But back to the kindergarten bit. My own query (submitted by e-mail to her campaign spokester who has not responded in two weeks) was specifically to ask whether Bachmann had retracted the statement and/or apologized to Pelosi for maligning her.

As a journalist, I was taught then when I make a factual error, correct it. As a kid, my mom and my kindergarten teacher taught me that if I say something both false and hurtful to someone else, to take it back and say I’m sorry. I guess this is the willfully naïve bit, but I wonder why we don’t hold those who or seek great power through public office to that simple kindergarten standard.

I called Bill Adair, editor of Politifact, and ask him how often, in his fairly extensive experience with these cases, has a public official, when confronted with evidence that something they said was false, retracted and apologized.

Adair laughed.

Yes, he laughed. At first, I assumed he was going to tell me a funny story along those lines. Then I realized he laughed because he assumed my question was a joke.

He’s had very little experience with the “retract and apologize.” OK none.

“I’ve never seen that happen,” Adair said, at least not in response to a Politifact factcheck..

Sometimes, when the official or candidate or their spokester is presented with evidence that they have been circulating a falsehood or a pernicious half-truth, they will tell Politifact, “OK, we’ll stop saying it.” In a couple of instances involving the 2008 Obama campaign, the campaign would revise the details of the questionable statement they had been making to reflect what Politifact had found.

President Barack Obama
President Barack Obama

(Example: President Obama was regularly claiming that gas prices were at their highest level ever. Confronted with the evidence that, on an inflation-adjusted basis, it had been higher in other periods, Obama changed the reference to say that gas prices were among the highest they had ever been.)
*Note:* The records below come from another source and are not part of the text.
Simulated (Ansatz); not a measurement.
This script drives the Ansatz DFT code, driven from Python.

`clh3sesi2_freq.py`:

Just the other day, Adair said, after being fact-checked on a statement that a campaign had on its website, the campaign revised the website. But that’s still different from doing what my mom would’ve made me do, which is to state clearly that I had been saying something untrue and that I apologized for any damage I had done.

Adair’s reaction (I think he may have feared that the laughter hurt my feelings): “You can dream for that, Eric. But I’m surprised enough when they just admit to us that they made a mistake and stop repeating it. (Adair estimated that occurs in about 5 to 10 percent of cases.)

How a campaign pro sees it
I also spoke to an experienced Republican campaign tactician, whom I promised not to identify in order to get a candid explanation of what goes on inside a campaign in case like these. He was very pragmatic.

Some candidates (he acknowledged that Bachmann seemed to be in this category) seem to be gaffe prone, in part because they will casually repeat something they have heard without checking them out. This isn’t good, but in most cases, the staff would not recommend a retraction or apology, for fear it would only call more attention to the matter, which would otherwise pass as an obscure, momentary embarrassment.

In my Bachmann example, he said, the staff’s attitude would be that the difference between what Bachmann said and what Politifact wrote was “so nuanced,” and that 98 percent of the audience the campaign cares about (the voters of the district) don’t know that Bachmann ever said it or that Politifact ever wrote about it.

It would be more serious if the inaccuracy occurred in a TV ad, but the campaign goes to considerable trouble to make those scripts at least defensible.

The most serious cases are not usually just misstatements but one in which the candidate has been caught in a huge embarrassment, where he was unfaithful to his wife or embezzled funds or violated campaign laws or perhaps got caught in a big untruth about his own biography. (Seems like a couple of candidates this year already have been caught claiming falsely to have been Vietnam vets.) In those, the campaign team may recommend a big apology session where the candidate will answer every media inquiry in hopes of putting an end to the embarrassment.

That all makes sense, if you are thinking pragmatically. In a sense, the pragmatic approach starts from the assumption that voters don’t really care that much about being deceived. This makes no sense, but it does have the ring of truth and, if it is true, we the electorate bear substantial responsibility for creating a culture in which politicians feel able to play fast and loose with the facts.

I had pretty much drafted this post yesterday when I took a break to finish reading the newspaper and found that John Helgerson of Victoria was thinking along the same lines and put it better than I could.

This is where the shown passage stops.